Giorgio Bassani’s six classic books, collected for the first time in English as the epic masterwork they were intended to be.
Among the masters of twentieth-century literature, Giorgio Bassani and his Northern Italian hometown of Ferrara “are as inseparable as James Joyce and Dublin or Italo Svevo and Trieste” (from the Introduction). Now published in English for the first time as the unified masterwork Bassani intended, The Novel of Ferrara brings together Bassani’s six classics, fully revised by the author at the end of his life: Within the Walls, The Gold-Rimmed Spectacles, The Garden of the Finzi-Continis, Behind the Door, The Heron, and The Smell of Hay.
Set in the northern Italian town of Ferrara before, during, and after the Second World War, these interlocking stories present a fully rounded world of unforgettable characters: the respected doctor whose homosexuality is tolerated until he is humiliatingly exposed by an exploitative youth; a survivor of the Nazi death camps whose neighbors’ celebration of his return gradually turns to ostracism; a young man discovering the ugly, treacherous price that people will pay for a sense of belonging; the Jewish aristocrat whose social position has been erased; the indomitable schoolteacher, Celia Trotti, whose Communist idealism disturbs and challenges a postwar generation.
The Novel of Ferrara memorializes not only the Ferrarese people, but the city itself, which assumes a character and a voice deeply inflected by the Jewish community to which the narrator belongs. Suffused with new life by acclaimed translator and poet Jamie McKendrick, this seminal work seals Bassani’s reputation as “a quietly insistent chronicler of our age’s various menaces to liberty” (Jonathan Keates).
About the Author
Giorgio Bassani (1916–2000) was a renowned Italian author, editor, and critic who spent his youth in Ferrara. After brief imprisonment for anti-Fascist activities, he remained in Rome until his death.
Jamie McKendrick is a poet and translator born in Liverpool and living in Oxford, England.

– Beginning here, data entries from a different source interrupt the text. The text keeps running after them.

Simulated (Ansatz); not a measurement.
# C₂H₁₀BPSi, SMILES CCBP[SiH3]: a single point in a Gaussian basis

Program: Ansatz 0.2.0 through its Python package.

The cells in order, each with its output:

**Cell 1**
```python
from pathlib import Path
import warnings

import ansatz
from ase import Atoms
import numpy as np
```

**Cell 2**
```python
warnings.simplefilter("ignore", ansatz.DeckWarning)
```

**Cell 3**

André Aciman is the author of several novels including Call Me by Your Name, Find Me, and Harvard Square, the memoir Out of Egypt, and two books of essays. He is also the editor of The Proust Project. He teaches comparative literature at the Graduate Center of the City University of New York, where he directs the Writers’ Institute. Aciman lives with his wife and family in New York City.
By connecting with Bassani's souls, and sometimes by even becoming one (or all) of them, McKendrick brings to life--anew--the miracle of translation.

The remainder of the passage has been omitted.